The performance achieved its aims in its outer movements. Both were spacious, but that spaciousness was illuminating for the potent power it unleashed. Climaxes, so often under-developed in this work, were mightily rhetorical. Maazel has developed an almost Celibidache-like style in his latter years of letting the notes breathe, and the epiphenomena of the outer movements was compelling to hear. A lot of inner detail, particularly among the woodwind, was ravishingly defined. Whilst by no means a conventional interpretation of this symphony Maazel’s was sustained over its long journey by an innate inner ear. Without that, and without the intensity he drew from his players, the performance would almost certainly have collapsed into oblivion. That it didn’t is a minor miracle.

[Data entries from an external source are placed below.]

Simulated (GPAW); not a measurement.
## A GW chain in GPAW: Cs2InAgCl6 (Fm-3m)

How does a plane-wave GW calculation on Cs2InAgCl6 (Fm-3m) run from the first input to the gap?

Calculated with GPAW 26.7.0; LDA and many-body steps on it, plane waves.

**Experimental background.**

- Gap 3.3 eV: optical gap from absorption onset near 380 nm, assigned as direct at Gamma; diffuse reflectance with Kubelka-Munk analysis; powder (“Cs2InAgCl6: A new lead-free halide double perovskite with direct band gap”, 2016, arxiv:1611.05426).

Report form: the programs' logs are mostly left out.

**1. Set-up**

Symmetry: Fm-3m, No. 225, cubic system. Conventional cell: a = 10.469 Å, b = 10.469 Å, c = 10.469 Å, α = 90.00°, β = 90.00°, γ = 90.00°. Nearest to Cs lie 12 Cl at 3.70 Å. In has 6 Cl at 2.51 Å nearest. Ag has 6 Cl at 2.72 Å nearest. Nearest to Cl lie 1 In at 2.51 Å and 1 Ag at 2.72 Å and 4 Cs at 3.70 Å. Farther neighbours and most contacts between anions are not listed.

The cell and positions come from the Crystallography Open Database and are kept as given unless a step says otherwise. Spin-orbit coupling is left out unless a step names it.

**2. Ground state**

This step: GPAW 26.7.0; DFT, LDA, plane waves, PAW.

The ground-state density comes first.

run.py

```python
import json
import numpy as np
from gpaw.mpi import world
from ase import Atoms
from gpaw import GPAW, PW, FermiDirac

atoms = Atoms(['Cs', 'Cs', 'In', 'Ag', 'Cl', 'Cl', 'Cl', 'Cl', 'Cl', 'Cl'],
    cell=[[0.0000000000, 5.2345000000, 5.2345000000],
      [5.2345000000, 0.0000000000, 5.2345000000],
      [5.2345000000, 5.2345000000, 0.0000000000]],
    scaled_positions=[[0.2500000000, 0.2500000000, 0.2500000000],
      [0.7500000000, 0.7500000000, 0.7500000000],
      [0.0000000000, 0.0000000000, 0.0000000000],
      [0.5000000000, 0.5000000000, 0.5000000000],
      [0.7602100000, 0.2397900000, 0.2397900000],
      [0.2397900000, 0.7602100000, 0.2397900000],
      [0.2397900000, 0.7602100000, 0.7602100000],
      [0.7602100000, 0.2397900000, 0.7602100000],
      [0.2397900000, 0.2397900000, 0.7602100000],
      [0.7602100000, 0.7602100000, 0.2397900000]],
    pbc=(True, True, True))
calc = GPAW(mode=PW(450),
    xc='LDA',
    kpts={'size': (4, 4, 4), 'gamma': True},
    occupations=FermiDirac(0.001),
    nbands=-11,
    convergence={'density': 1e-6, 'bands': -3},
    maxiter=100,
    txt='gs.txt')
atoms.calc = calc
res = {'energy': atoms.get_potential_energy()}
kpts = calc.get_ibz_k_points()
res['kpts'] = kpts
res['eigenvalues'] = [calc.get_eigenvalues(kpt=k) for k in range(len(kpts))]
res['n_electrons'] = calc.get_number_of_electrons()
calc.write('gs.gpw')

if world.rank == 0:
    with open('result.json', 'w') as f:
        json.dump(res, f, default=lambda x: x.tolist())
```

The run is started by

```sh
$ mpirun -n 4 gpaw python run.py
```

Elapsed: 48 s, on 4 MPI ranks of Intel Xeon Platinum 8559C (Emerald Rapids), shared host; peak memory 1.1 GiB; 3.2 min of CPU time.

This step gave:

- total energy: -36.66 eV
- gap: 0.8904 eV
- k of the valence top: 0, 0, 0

Unfortunately for Maazel, his performance of the Ninth almost did. This performance suffered from the start with an opening movement that defied long-term logic. In one of the most motivic of Mahler’s movements the sheer breadth of Maazel’s tempo inflicted irreparable damage on the ever-changing harmonic line and polyphony. This opening movement simply did not add up to the sum of its parts; rather than setting the rest of the work’s development in motion it became separate from it making this a performance so divisible by structure it ultimately lacked meaning in the context of what follows it.

The second movement Ländler did not really assume the mantle of character that it should. Whilst tempi were certainly more flexible than they had been in the opening movement the differences between the movement’s dance elements – two waltzes and two ländlers – were less distinguishable than should have been the case. The folksy, Bohemianism of this Mahlerian sound world was somewhat ectopic, displaced and misshapen. The Rondo itself came across as less grotesque, less grim than in other performances. Rather than generating an almost mutilated jollity it seemed to suggest a coarse irony. However, the movement gained considerably from Maazel’s spacious tempo for the slow, songful middle section – played, dynamically, as perfectly as I can recall. As the movement spiralled towards its conclusion – with playing of frightening accuracy – at last it seemed that the conductor had set up the requisite contrasts for the symphony’s conclusion.

The slow Finale was beautifully characterised – if nothing else - dispelling the promise of the Rondo’s closing pages. Disciplined (if occasionally prosaic) horn playing sat alongside the long-breathed awe of the LSO strings, but what the movement actually came to mean alluded both conductor and orchestra. What should have been retrospection became introspection.

Maazel’s Mahler Ninth causes great problems from a critic’s viewpoint. On one level, one can, indeed did, admire the quality of playing (the Wieder zurückhaltend marking – bar 122 of the final movement – produced such seamless up and down bow playing from the violins it was awe inspiring. The New York Philharmonic strings in a Mahler Nine last year simply fell to pieces here). On the other hand, the performance failed to grip and lacked mystery. Perhaps the applause that followed on immediately from the Finale’s closing bar suggested likewise; there was certainly little need for contemplation amid the silence.